New on LowEndTalk? Please Register and read our Community Rules.
All new Registrations are manually reviewed and approved, so a short delay after registration may occur before your account becomes active.
All new Registrations are manually reviewed and approved, so a short delay after registration may occur before your account becomes active.
Kernel panic - help is needed
AlexBarakov
Patron Provider, Veteran
Around 40 minutes ago, my Seattle2 node got into kernel panic, making it completly unresponsive.
However some time ago I have seen in this forum a simple script that reboots the node in case of kernel panic, which I can not seem to find anymore. If anyone has it, I would be really thankfull :P
Comments
Well it would have to be somewhat responsive, but if you're really feeling brave...
echo 1 > /proc/sys/kernel/sysrq
echo b > /proc/sysrq-trigger
^ Don't do that by the way :P
http://www.cyberciti.biz/tips/reboot-linux-box-after-a-kernel-panic.html
Ah well, things got majorly fucked up and I am seeking help ASAP, if anyone has any management company that he can recommend, please PM me. The system is no longer booting with a kernel panic that I've never seen before and the worse thing is that I need to leave teh city in 1.5 hours for aproximetely 6-7 hours. So if anyone can recommend me a reliable management company to take a look at it while I am away and coordinate its actions via emails, please PM me the name / contact.
For anyone interested, bellow is a screenshot from my kvm console: http://i.imgur.com/IumC8.png
Can you shift-pageup on KVM?
"EXT3-fs: unable to read superblock" means, if it's trying to mount the correct block device, that the filesystem has disappeared/corrupted. Meaning that either:
-the system is trying to mount the wrong block device for some reason
or
-your software raid has de-activated itself
or
-your data is gone
or
-your data is gone
I get that feeling as well, but I noticed the mdadm notices just above it, might be some clues in there.
That particular serevr is running with software raid indeed.
i hope your data is not gone
@Alex_LiquidHost
Steven at rack911.com
If you can get to talk to him, he will probably solve it as best as it can get.
If you can get to talk to him, he will probably solve it as best as it can get.
I am talking with him right now. Hopefully he will take the job in the next 30 minutes before I need to get out of the office. Such a bad timing.

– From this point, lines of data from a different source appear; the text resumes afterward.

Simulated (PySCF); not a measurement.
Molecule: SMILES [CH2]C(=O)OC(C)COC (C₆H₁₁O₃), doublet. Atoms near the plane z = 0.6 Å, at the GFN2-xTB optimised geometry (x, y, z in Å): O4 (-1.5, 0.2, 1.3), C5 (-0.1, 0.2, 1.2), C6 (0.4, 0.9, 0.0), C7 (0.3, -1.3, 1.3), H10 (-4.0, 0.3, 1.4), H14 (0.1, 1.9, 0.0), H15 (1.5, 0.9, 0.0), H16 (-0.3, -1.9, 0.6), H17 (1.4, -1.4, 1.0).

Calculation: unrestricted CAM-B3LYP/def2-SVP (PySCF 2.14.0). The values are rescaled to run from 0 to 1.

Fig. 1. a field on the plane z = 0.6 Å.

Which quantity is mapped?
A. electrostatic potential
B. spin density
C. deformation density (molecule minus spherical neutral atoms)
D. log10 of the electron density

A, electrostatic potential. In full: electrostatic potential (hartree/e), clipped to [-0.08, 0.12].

Yea sounds like your data is fucked.
well, with mdadm errors like that run a fsck, And then see how it goes.
@Jacob Dude.. Grammar...
I know my DC if this happens they will hook it up to an sata to usb and then connect it to my other servers, which I can then pull off the data.
Dude, ........................puffff.
Tell him I said hi
on a more serious note; if he can't fix your issue, I'm sure that noone can.
@Alex_LiquidHost Seattle2 node is not Slave node, is it?
They are not the same node as far as I know.
That's the worst thing you could do at this point. Don't take this bad advice.
Steven is working on it. I thnink that if he would not be able to restore ti to a working state, atleast I would eb able to get the data.
@Corey Judging from Damians post, If the RAID is corrupt, Damaged, Then running it could be a 50/50 chance as it always is tunning a fsck.
I don't see where @Damian said that. It's a 100% chance you will screw your raid up if these issues exist running fsck.
The only time you run an fsck is
1) After you replace any bad disks.
2) If the system says 'Inconsistent data on partition X'.
fsck is not suitable at all in this sitaution. A bunch of other things had to be done, before an actual fsck would be enitiated at the end of the procedure. Once they finish working on it, I can update this if anyone is interested in what was done.
Interested @Alex_liquidhost.
@Alex_LiquidHost please share send me an email [email protected].
Why via email? I think the entire community could benefit from the info, that is, if Alex has no issues with that.
yes, please update this thread, if it is okay for you
Hi Alex, thanks for doing your best to nurse this node back to health; glad you found someone trustworthy to help you with that.
As a customer with a VPS on this node, I would definitely be interested to hear updates as you get them -- what Steven did to fix it, and what the root cause was. It can be a learning experience for all of us. Thanks for the transparency!
Root cause - most likely a failed RAID array.
@Alex_LquidHost
fixable?